Basildon

Basildon Essex UK Hub
Approximate Population: 99,876
The first historical reference to Basildon is in records from 1086. It is mentioned in the Domesday Book as ‘Belesduna’. The name ‘Basildon’ means ‘Beorhtel’s hill’ and is derived from the Anglo-Saxon personal name ‘Beorhtel’ and the Anglo-Saxon word ‘dun’, meaning hill. In historical documents, this name had various forms over the centuries, including Berdlesdon, Batlesdon and Belesduna.
By the beginning of the 1900s, Basildon had evolved with much of the land having been sold in small plots during a period of land speculation and development taking placed haphazardly with building by plotowners ranging from shelters created from recycled materials to brick-built homes and with amenities such as water, gas, electricity and hard-surfaced roads lacking.

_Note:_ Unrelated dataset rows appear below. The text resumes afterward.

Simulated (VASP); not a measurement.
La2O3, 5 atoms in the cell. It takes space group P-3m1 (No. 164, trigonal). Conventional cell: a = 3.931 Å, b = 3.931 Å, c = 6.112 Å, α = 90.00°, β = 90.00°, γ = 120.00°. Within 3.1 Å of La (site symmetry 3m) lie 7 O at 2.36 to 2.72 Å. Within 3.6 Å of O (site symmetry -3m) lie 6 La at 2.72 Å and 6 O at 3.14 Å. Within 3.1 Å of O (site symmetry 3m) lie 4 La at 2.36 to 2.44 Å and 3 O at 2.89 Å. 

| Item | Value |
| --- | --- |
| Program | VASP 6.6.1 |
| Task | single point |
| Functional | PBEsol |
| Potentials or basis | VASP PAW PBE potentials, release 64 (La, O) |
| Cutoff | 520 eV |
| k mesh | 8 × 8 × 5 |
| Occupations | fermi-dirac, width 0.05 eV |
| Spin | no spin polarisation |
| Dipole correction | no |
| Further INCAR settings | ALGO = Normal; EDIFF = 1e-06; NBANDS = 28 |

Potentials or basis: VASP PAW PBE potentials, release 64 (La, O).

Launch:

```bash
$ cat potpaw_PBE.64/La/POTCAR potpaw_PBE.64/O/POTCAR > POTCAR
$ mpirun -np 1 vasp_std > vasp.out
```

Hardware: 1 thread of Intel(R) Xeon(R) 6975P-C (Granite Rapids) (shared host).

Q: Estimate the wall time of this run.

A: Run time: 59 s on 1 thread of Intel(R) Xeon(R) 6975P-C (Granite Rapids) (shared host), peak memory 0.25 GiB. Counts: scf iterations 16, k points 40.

In the 1940s, Billericay and Essex County Councils, who were concerned about the lack of amenities on the area and how it had evolved, petitioned the Government to create a New Town, and on January 4 1949, Lewis Silkin, Minister of Town and Country Planning, officially designated Basildon as a ‘New Town’.
Basildon Development Corporation was formed in February 1949 to transform the designated area into a modern new town. The New Town incorporated Laindon and Pitsea and was laid out around small neighbourhoods with the first house being completed in June 1951. The first tenants moved into homes on 18 June 1951, in numbers 59, 61, and 63 Redgrave Road in Vange.